THE International Monetary Fund (IMF) is facing criticism over a $280 million bailout intended for Equatorial Guinea, a tiny oil-producing state in Central Africa, where the long-serving regime of President Teodoro Obiang Nguema is accused of institutional corruption and human rights violations, writes Neil Munshi
The IMF says the programme includes provisions meant to make the petrostate’s oil and gas industry more transparent. But anti-corruption and human rights groups warn that the IMF risks damaging its own reputation by lending its credibility to a regime with no history of serious reform.
‘Knowing the penchant for corruption in this country, knowing about the human rights violations, I don’t see how [the IMF] can justify bailing this country out with millions of dollars that they should know will be squandered once again,’ says Tutu Alicante, executive director of EG Justice, who like many Equatoguinean critics of the government lives in exile.

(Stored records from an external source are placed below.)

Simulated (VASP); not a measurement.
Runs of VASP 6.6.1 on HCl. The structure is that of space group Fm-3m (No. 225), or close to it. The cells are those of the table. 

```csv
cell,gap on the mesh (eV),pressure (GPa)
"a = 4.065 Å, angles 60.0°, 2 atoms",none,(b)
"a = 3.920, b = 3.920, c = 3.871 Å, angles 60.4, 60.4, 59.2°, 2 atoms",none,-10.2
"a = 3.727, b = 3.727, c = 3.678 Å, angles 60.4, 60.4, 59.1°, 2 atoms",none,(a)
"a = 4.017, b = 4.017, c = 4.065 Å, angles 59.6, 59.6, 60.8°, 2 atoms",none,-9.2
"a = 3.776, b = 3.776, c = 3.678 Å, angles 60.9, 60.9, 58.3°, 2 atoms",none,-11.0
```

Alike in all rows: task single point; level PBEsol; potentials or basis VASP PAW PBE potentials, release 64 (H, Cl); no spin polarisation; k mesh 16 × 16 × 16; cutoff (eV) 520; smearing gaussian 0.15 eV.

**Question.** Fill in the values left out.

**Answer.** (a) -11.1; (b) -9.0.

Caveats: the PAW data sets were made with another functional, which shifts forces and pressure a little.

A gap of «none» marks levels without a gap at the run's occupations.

But the IMF’s programme in Equatorial Guinea, expected to be approved this month, is not unique. It is only the latest in a series of similar lending programmes the IMF has approved in Central Africa in the past four years.
Nearby Gabon received a $642 million bailout in 2017, while Republic of Congo got $450 million in July. Both governments are oil producers like Equatorial Guinea, with comparatively high gross domestic product per capita but poor records on graft and public finance management. The governments in all three countries have been accused of profiting from corruption.
Rights groups and creditors challenged the IMF before it bailed out Republic of Congo, questioning the logic of funding a government accused of misappropriating large portions of its oil revenues and failing to honour its private debts. Now, eight civil society organisations, including Human Rights Watch, have sent a joint letter to the IMF asking it to delay its decision on Equatorial Guinea.
Sarah Saadoun, a researcher who works on corruption for Human Rights Watch, says the IMF program will serve as a badge of validation for the Equatoguinean government, sending the wrong signal to potential partners about the state of the country’s politics.
‘The IMF [will be giving] them the imprimatur of reform and that signals something to investors,’ Saadoun says. ‘In a country where rule of law and corruption are perennial issues for investors, that signal is very, very valuable for them.’
The IMF declined to comment. In October, it said the programme would help promote financial stability, economic diversification, good governance and transparency.
Obiang has ruled Equatorial Guinea with absolute power since 1979, when he overthrew his uncle in a violent coup. His regime has outlawed most opposition parties, and arbitrary detention, extrajudicial killings and torture are all common.
American oil groups discovered giant crude deposits in the country’s maritime waters in the mid-1990s. Oil production has since generated billions of dollars in annual revenue for Obiang’s administration but failed to improve the lives of most Equatoguineans.
GDP per capita in the country of 1 million people is among the best in Africa and higher than Turkey, Brazil and China, and yet its social indicators are some of the worst in the world.
The oil windfall funded a huge infrastructure-building spree that has given the country some of Africa’s finest roads but also seen money misspent on boondoggles such as new luxury cities. The building bonanza collapsed, along with the economy, after the 2014 crash in the price of crude, which provides nearly all government revenue.
Still, the government says it does not need the bailout.
‘Equatorial Guinea is not a country that needs $200 million,’ says Gabriel Obiang Lima, the minister of mines and hydrocarbons and one of the president’s sons. ‘We make that in two months.’
Lima says the government has agreed to the IMF programme as an act of ‘solidarity’ with the five other countries in the Central African Economic and Monetary Community, which share a currency. Most were hit hard by the oil price crash and began talks with the IMF for a regional program in 2015. Chad, Cameroon and the Central African Republic have also received support in the past four years.
Lima dismisses the criticism from international human rights organisations and points to Equatorial Guinea’s evolving relationships with international bodies as proof that the country has changed.
‘They are giving the indication of the development of the country,’ he says. ‘[We already have an] agreement by IMF, we already have an agreement by the World Bank. How come those organisations don’t want to read or respect the report of [international institutions]?’
But the regime’s critics increasingly see the IMF and World Bank as part of the problem, arguing that their engagement with the government legitimises the economic crimes committed by members of the president’s family such as his son Vice President Teodoro Nguema Obiang Mangue.
Better known as Teodorin, the deputy leader was convicted by a French judge in 2017 of siphoning off payments from investors to fund a lavish international lifestyle including a sprawling collection of yachts, supercars, mansions and fine art.
‘Why would they bail out a violent kleptocracy with public money the amount of which could easily be covered in the blink of an eye by Teodorin selling a few of his cars in France?’ says Simon Taylor, co-founder of Global Witness.